January Book Report

Friday, January 7, 2011
This here's my book report for January. I'll try to be organized and do this once a month. So no matter where I am, I'll stop reading and let you in on my life in books.

Let the Great World Spin by Colum McCann. A powerful good story. First off, I love a book with a good organizing device, and this one relies on a common event - the tightrope walker who crossed the Twin Towers in 1974. I remember something about this event in real life. I was getting ready to start high school just outside NYC at the exact moment Philippe Petit stepped out on the tightrope. Each character is expertly drawn. Can a writer man truly imagine life as a woman, as a white woman preparing for a get-together in her Park Avenue apartment? As a mother losing a son? As an older black woman? A young prostitute? Many times the answer is, "No, Mr. Writer can't." The fact that McCann can imagine the interior and exterior dialogue of some many characters is something to behold. Above all, every last character, every last movement and thought rings true.  Side note: he seems to pick people to portray that we are most likely to walk by without a thought. The little people, you know? Who no one is going to bother to portray...

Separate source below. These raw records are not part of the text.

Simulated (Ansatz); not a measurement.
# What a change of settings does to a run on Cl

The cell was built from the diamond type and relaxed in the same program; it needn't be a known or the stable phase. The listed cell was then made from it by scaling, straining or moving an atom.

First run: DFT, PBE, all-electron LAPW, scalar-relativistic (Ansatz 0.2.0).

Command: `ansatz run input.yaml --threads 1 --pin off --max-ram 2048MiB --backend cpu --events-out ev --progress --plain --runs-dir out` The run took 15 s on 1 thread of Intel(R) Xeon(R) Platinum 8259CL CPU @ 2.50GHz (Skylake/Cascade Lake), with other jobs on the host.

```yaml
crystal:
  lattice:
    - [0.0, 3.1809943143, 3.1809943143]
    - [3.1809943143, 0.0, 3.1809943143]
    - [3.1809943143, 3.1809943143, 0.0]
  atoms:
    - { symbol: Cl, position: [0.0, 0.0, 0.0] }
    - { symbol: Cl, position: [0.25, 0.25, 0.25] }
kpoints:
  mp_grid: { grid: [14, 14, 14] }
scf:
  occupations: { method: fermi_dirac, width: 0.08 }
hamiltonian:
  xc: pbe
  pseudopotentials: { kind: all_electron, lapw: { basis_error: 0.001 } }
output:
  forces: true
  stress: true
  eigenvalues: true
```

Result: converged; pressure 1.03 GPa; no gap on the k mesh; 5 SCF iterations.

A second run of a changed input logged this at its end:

The most riveting part of this book was the unlikely friendship between Claire {white woman} and Gloria {black woman}. How easily it could have evaporated and thankfully, didn't. Yet it's not a book about race. It is a story of hope. Else I couldn't have stood it.

The novel started off slow for me at first (there is only so much Irish tenement and misery I can stand), but then accelerates with force. No less moving is the prologue, where the author tell us he keeps his father-in-law's soot-covered shoes from Sept 11 in a box behind him as he writes.

God vs. Darwin: The War between Evolution and Creationism in the Classroom by Manl Singham. Full disclosure. I picked this up because of Kid2's writing assignment in Physics. (This is what you get when Physics is taught in a church environment - not complaining, just saying) Evolution vs. God. Apparently this question had the country tied in knots in 1925, culminating in the famous Scopes trial (Jennings vs. Darrow), which actually turns out to have been an attempt by some city fathers to put a small town in Tennessee on the map. (They figured a big trial would bring more business into town and agreed among themselves who would accuse who of what...)

At the end I am left with these contradictory (but in my mind perfectly acceptable) truths. Evolution is proven beyond a doubt. We all have the same ancestors. And we couldn't have come to be just by chance. There had to have been a divine hand in it from the get-go. I'm not doing the issue justice here, but it's not the "Inherit the Wind" story you thought you knew.

Time of My Life: A Novel by Alison Winn Scotch. So this 30-something Pottery-Barn, Starbucks, soul-searching mother of one, wife to successful but hardworking if slightly dull man is wondering if she made the right decision marrying her man. So naturally, since she quit her uber-fascinating job to full-time mother, her thoughts take her back to her old boyfriend and the "What if..." question. "What if I'd married the magical free-spirited him instead." And poof! Apparently deep tissue massages give you the power to time travel. At any rate, she is whisked back in time her life with the old boyfriend and chooses the road un-taken, only to find, some xxx pages later, like Dorothy, "There's no place like home, there's no place like home." Once I figured out she wasn't going to save the world in her time-travel, but just her marriage, I skipped to the end to see how it all turned out. [Sorry, if I could time travel, I would have stopped, like, Sept 11 from happening, but that's just me.] I did love the cover art, so she gets a point for that.

The Mindful Way through Depression by Mark Williams, John Teasdale, Zindel Segal, and my personal favorite, Jon Kabat-Zinn. If you don't know I am serotonin-challenged, certainly you will now. I am always looking for the answer, the thing that's going to take me from cranky, glass-half-empty Eeyore to vivacious Disney-princess extrovert. And this book could do it, if only I would actually do the exercises. Basic premise: thinking your way through depression won't work  ("Why am I like this, why can't I ever be happy"). Instead, focus on the moment ("Whoa, this peanut butter sure is crunchy."). And here's how. Step-by-step, thought-by-thought, meditation by meditation. No surprises, it takes extreme discipline to change your thought patterns because your brain is apt to travel the road more travelled, so to speak. Absolutely excellent resource, and when I am less depressed, I will pick it up again.